Phonological and Syntactic information

The following graph shows a plot of phonological information (- log (probability that phonemes produce a word with a n-order Markov process)) versus syntactic information (- log (probability of random word being this word)) for n = 0. The language is English. The words considered in each calculation have at least n phonemes.

This seems to indicate that words of high syntactic information (infrequent words) are words with high phonological information (and are therefore words with a lower probability of being formed), i.e. words with a higher probability of being formed tend to be frequent words. The correlation is quite low however, 0.276. It says very little about words of high frequency or words with low probability of being formed.

Note that there is no reason for syntactic information to be more or less than phonological information; consider P(ab) and P(a)P(b|a) in the two languages (represented by (word,frequency) pairs) { (b,1), (ab,2), (bac,3) } and { (b,1), (ab,2), (abc,3) }. In the first language P(ab) = 2/6 > 2/6 x 2/5 = P(a)P(b|a), and in the second P(ab) = 2/6 < 5/6 x 1 = P(a)P(b|a).

The following graph shows the same plot, but the points this time are not all words of the language (English) but the 1000 most frequent.

The most frequent words generally seem to have the same distribution as the rest of the words.

Next, we assume that n=1.

n=2:

n=3:

n=4.

For comparison, we repeat the calculation for n=4, for the 1000 most common words (of length at least 4). This time the difference from the main plot is more visible, showing that more points are closer to the line "phonological information = syntactic information".

n=8. Note that the number of data points in each plot is decreasing, as we consider only words with at least n phonemes.

n=12.

Finally, we assume that n=16.

As n increases, the phonological information approaches the syntactic information. This is because since for words of length n, Prob(phonemes form word) = Prob(initial n phonemes are those of word) = Prob(word). The probabilities are similar for words of length close to n. The percentage of words of length at least n with length close to n increases as n increases. Another consequence of this is that since more frequent words are generally shorter, the closeness of phonological information to syntactic information is more pronounced for words of higher frequency (and lower syntactic information).

As n (the order of the Markov model) increases, the phonological information tends to be at most the syntactic information. This is because for words of the form a1a2a3...am (m > n), P(a1a2...an) = P(probability that a word begins with a1...an) tends to be only a little larger than P(a1a2..am) while P(a(n+1)...am | a1...an ) remains relatively small, since a1..an here is a n-gram that can occur anywhere in the word, not just at the start. Therefore P(a1a2..an) x P(a(n+1)...am | a1a2..an) tends to be smaller than P(a1a2...am)

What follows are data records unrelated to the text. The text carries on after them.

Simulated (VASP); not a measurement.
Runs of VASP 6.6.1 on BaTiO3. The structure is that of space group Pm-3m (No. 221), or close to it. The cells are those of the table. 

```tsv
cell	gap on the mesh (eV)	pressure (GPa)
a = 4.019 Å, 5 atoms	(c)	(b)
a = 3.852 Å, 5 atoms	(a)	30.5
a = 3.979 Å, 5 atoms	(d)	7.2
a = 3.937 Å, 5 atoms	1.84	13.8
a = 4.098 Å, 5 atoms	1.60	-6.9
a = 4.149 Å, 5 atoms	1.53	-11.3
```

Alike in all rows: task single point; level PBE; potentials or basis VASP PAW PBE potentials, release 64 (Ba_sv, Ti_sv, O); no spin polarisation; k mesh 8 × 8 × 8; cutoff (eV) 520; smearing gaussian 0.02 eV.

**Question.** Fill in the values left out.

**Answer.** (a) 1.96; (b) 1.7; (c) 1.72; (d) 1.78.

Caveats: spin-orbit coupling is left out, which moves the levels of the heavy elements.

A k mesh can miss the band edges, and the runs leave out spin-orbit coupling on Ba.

Similar results hold for Dutch and German. Below is the plot for German and n=8. There are more data points since German words are longer, but no other apparent differences.

Conclusion: Words with a higher probability of being formed are usually frequent words. As the frequency of words and the order of the Markov process used to generate words from phonemes increases, the phonological information approaches the syntactic information, indicating that words with a low probability of being formed are more likely to be infrequent. However, sparsity becomes an issue in this case, particularly as n approaches the maximum length of words.